Combining the Winter Wheat

Another problem we have had concern about is the water.   Some of our sloughs (wet areas) have grown over the summer.   Usually they dry up and we then hay them in the fall.  Yes, we had quite a bit of rain this year.  Many of the rural roads are in poor condition due to so much water along them for so long - that softens the road bed.  There are concerns of how to get our equipment to fields and the crop hauled out of the fields.  

We found out just how wet one field was when the combine got stuck.  The operator was working his way back to the trucks to unload the hopper (location on combine to store grain) when he got too close to the edge of a slough.  The water had come up so far that you can't even see the edge as the wheat is standing in water.

A couple of looks at the tires in mud.  It doesn't look too bad.  
However, when you realize that there is about 15,000 pounds (abt 250 bushels) of Winter Wheat in the hopper and, since this was on a side hill, that had slid down to the lower side, we have a problem.

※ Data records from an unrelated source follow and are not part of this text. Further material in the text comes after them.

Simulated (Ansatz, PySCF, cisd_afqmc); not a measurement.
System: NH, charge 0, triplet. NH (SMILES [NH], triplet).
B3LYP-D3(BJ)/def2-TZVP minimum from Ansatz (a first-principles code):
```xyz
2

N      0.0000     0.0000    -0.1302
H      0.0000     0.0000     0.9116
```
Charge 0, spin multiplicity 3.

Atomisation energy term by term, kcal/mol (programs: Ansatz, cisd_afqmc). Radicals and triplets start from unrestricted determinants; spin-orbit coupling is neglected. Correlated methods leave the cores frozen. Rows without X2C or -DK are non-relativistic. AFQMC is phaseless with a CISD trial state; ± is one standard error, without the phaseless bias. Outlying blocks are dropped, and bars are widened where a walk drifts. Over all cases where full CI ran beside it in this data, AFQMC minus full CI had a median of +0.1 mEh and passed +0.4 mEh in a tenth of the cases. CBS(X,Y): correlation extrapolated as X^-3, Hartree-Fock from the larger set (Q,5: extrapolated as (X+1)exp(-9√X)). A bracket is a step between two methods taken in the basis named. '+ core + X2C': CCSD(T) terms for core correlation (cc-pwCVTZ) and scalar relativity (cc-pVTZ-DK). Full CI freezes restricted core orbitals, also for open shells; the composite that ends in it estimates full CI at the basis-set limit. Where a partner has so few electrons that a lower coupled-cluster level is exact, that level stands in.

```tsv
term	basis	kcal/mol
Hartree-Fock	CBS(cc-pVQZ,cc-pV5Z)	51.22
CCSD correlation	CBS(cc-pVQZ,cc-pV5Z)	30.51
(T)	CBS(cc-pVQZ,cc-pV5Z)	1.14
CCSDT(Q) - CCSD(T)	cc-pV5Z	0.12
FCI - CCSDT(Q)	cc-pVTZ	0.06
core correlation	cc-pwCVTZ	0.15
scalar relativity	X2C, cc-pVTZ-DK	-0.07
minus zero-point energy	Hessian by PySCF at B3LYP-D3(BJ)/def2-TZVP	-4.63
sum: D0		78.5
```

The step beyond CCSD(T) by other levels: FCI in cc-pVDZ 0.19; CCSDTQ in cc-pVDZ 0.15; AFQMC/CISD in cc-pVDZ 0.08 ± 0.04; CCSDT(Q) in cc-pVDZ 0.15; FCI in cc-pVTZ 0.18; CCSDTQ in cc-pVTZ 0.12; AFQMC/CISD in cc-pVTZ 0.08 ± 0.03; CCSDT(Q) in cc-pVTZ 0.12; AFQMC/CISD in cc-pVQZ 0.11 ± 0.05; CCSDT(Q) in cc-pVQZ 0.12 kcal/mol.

So, we got a truck to back up alongside the back of the combine.  We could then unload some of the grain from the hopper.   After doing this twice, we were able to pull the combine out using one of our tractors.

Successful pull

And it was back to harvesting - after eating our dinner which was now cold!  We finished that field and moved on to the next one.   The day ended with a break down on the combine and more rain.